September, 2010: “The Foundation and Planned Giving - Life Insurance Gifts”

by Mike Bourland
American Football Coaches Foundation

Courtesy: AFCA
Release: 10/01/2010

In previous editions of the Extra Point, we continued our discussion of various methods of Planned Giving which can assist The American Football Coaches Foundation (the “Foundation”) meet its financial requirements.  Planned Giving, as has been discussed, is the structured and pre-planned way to donate to the Foundation.  It is charitable giving through Wills, Living Trusts, Life Insurance, Charitable Gift Annuities, Charitable Remainder Trusts and other advance planning methods.  In the most recent issue of the Extra Point we discussed Foundation giving through Charitable Remainder Trust (“CRT”) as the Planned Giving technique of choice.  In this issue, we will discuss Life Insurance, another Planned Giving technique.  But before doing that let’s again review key aspects of the Foundation, its goals and how it accomplishes its goals.

The goals of the Foundation are to provide funding for the education of American football coaches to better serve the public through role modeling and character development for young men and young women and the promotion and enhancement of the coaches’ technical skills and coaching capabilities.  The Foundation is a publicly supported, tax-exempt charity. Contributions to the Foundation qualify for an income tax, gift tax and estate tax charitable deduction to the donor. Revenue generation activities of the Foundation should be structured to maintain its advantageous publicly supported, tax-exempt charity status.
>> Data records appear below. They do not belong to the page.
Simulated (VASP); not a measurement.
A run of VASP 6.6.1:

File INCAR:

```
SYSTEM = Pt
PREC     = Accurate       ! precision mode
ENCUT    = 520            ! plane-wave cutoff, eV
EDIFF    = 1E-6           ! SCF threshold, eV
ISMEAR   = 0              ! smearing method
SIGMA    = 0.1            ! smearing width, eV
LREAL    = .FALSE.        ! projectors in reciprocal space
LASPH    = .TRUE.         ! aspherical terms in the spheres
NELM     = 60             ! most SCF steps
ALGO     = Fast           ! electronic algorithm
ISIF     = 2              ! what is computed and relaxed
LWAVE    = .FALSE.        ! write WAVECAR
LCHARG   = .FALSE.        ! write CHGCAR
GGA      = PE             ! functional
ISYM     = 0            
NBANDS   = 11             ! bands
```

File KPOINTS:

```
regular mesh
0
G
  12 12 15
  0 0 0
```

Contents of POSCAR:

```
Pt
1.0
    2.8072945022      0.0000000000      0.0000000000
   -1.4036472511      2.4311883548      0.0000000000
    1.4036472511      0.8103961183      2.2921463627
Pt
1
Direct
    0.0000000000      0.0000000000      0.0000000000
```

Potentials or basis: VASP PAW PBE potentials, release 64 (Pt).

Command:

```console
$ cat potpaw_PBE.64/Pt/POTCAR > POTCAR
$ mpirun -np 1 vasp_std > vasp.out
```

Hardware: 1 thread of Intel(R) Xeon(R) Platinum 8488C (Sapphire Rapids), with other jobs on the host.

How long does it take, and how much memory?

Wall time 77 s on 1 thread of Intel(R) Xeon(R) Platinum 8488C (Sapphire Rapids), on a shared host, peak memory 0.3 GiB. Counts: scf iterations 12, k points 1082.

The American Football Coaches Association (AFCA) is a tax-exempt trade association. Contributions to the AFCA do not qualify for an income tax charitable deduction to the donor.

For the Foundation to meet the requirements of a publicly supported tax-exempt charity, the Foundation must receive at least one-third (1/3) of its support from a large number of donors, which includes AFCA member coaches.  That is why your annual contributions are anticipated and strategic to the success of the Foundation.  For every dollar given by an AFCA member coach, the Foundation can receive two additional dollars from a larger donor or donor foundation without endangering the Foundation’s favorable publicly supported, tax-exempt status.  As you are now familiar with this rule, you can see how every AFCA member coach’s personal involvement is important to the Foundation’s game plan to solicit and receive contributions from wealthy individual and their family foundation donors. With all of these gifts, the Foundation has funds that it can put to work to support the Foundation’s goals.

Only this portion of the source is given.